In 2019, English is undoubtedly the main language used in AI. However, the application of artificial intelligence tends to take place in many scenarios and countries,  and across different languages. Creating and training algorithms with data in other languages, such as Spanish would open the door to a global market of 580 million Spanish speakers, for example. The French language would add around 350 million and Japanese 140 million. Spanish represents just over 27% of the world market for natural language processing technologies. French and Japanese language-based NLP technologies around 5% each. So, are Japanese, Spanish, French still foreign languages for artificial intelligence?

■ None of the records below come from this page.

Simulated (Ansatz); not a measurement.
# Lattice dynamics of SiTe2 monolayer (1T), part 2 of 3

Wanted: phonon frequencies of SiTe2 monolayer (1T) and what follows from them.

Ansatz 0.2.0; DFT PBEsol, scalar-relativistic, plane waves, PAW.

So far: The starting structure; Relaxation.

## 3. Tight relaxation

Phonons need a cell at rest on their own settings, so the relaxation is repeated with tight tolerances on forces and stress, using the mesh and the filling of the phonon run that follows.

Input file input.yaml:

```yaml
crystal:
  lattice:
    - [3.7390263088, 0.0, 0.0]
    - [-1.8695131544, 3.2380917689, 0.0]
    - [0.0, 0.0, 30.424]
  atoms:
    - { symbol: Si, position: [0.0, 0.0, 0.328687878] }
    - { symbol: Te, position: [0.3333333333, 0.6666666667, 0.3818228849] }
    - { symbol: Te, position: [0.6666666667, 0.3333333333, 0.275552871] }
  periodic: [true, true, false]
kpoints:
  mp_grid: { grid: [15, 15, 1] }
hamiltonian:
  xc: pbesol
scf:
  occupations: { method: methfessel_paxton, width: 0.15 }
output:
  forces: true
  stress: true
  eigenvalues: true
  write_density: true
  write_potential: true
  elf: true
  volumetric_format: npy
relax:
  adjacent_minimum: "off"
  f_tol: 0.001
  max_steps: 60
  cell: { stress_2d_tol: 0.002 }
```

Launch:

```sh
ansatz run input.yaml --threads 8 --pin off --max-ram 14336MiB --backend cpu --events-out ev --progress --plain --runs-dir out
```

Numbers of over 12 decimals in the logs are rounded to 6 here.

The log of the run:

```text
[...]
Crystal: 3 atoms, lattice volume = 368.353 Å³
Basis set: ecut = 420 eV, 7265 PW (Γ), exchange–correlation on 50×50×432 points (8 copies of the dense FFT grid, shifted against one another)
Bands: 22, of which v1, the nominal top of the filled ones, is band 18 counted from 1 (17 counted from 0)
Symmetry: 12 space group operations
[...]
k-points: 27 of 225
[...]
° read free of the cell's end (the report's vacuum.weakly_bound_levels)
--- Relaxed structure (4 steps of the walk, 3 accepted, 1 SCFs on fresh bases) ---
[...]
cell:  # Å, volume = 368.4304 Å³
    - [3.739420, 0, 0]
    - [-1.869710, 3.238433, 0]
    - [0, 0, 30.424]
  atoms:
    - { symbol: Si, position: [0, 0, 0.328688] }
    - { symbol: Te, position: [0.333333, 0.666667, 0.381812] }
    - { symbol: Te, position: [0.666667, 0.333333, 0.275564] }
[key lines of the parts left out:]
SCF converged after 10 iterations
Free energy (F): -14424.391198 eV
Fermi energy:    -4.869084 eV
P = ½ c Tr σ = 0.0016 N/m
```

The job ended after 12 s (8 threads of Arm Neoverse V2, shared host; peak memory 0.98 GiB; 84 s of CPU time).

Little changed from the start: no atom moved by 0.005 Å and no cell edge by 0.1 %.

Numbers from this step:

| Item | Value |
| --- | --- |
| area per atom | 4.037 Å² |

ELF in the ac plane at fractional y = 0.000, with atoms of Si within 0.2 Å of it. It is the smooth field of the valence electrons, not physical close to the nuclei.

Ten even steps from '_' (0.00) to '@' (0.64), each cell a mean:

Siri, Cortana, Alexa and the Google assistant speak Spanish, French and Japanese, among other languages. But English is their mother tongue. “Machines have a hard time understanding the accents of different parts of Spain and the varieties of Spanish in America, while they work best in English because that’s the language of most scientific essays, research, and publications. It is the same case with French and regional accents from Canada and Africa. Japanese, although it is pretty homogeneous, lacks data.” says Mercedes Garcia, Chief Scientist at PangeaMT and an expert in artificial intelligence (AI) and adaptive language technologies.

In her opinion, answering questions that imply subjectivity and prior knowledge of the context is one of the main pitfalls of AI aiming to machine translate  and interpret human input. The challenge also exists when recognizing and imitating human voices. “An intelligent answer is not learnt with grammar classes – it also requires knowing what words and expressions are appropriate in certain contexts and registers,” she says.

But if algorithms are given a lot of information and casuistry with huge packs of questions that happen between humans and their likely answers, they will have information to at least reproduce similar situations, even if they are not capable of emotionally emulating a context. “AI quality improves as contextual information is supplemented with more training data, but for this we need an enormous amount of in-domain data, especially if there are different registers, dialects, linguistic varieties or professional jargon” notes Manuel Herranz, CEO and founder. “We have created adaptive systems which quickly learn to imitate a user’s style and preferences when translating, for example”

Manuel recalls that, second to English, AI’s main languages is Chinese, due to “its ability to penetrate user’s daily data through app usage, the government’s commitment to the development of this technology and the impact on millions of people. However, a lot of the ‘free data mining techniques’ that some American and Chinese companies use are simply illegal in the EU and Japan”.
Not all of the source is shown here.